Harvard commits $100M to redress its complicity with slavery

The university’s attempt to reckon with its past is detailed in a report titled “Harvard & the Legacy of Slavery,” which documents how the slave trade in the 17th and 18th centuries “comprised a vital part of the New England economy, and powerfully shaped Harvard University.”

“It was embedded in the fabric and the institutions of the North, and it remained legal in Massachusetts until the Supreme Judicial Court ruled it unconstitutional in 1783.”

Bacow said slavery played a significant part in Harvard’s institutional history and enslaved people worked on campus and supported students, faculty, staff, and university presidents. Their labor “enriched numerous donors and, ultimately, the institution.”

For nearly 150 years — from the founding of the university in 1636 until Massachusetts abolished slavery — Harvard presidents and others enslaved more than 70 people, according to the report, which lists their names in an appendix.

The university and its donors benefited from the slave trade into the 19th century, the report said.

“These profitable financial relationships included, most notably, the beneficence of donors who accumulated their wealth through slave trading; from the labor of enslaved people on plantations in the Caribbean islands and in the American South; and from the Northern textile manufacturing industry, supplied with cotton grown by enslaved people held in bondage.”

The report said Harvard’s financial investments included “loans to Caribbean sugar planters, rum distillers, and plantation suppliers along with investments in cotton manufacturing.”

University presidents and professors also promoted “race science” and eugenics and carried out abusive “research” on enslaved people, the report said.

“I believe we bear a moral responsibility to do what we can to address the persistent corrosive effects of those historical practices on individuals, on Harvard, and on our society,” the university president wrote.

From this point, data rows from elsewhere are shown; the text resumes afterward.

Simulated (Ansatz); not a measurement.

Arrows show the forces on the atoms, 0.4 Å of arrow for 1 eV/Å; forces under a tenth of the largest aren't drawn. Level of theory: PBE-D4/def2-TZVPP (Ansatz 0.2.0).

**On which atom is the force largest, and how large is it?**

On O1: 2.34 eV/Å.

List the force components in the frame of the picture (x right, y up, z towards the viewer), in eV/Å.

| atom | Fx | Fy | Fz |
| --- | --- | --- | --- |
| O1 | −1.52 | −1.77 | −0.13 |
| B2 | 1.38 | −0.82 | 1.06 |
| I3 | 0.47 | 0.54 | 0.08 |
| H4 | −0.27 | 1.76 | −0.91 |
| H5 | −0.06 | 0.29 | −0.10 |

The report includes recommendations to redress that legacy “through teaching, research, and service” and the commitment of $100 million for the creation of a legacy of slavery fund.

“Some of these funds will be available for current use, while the balance will be held in an endowment to support this work over time,” Bacow said.

The announcement comes as other universities across the nation attempt to reckon with their complicity with slavery.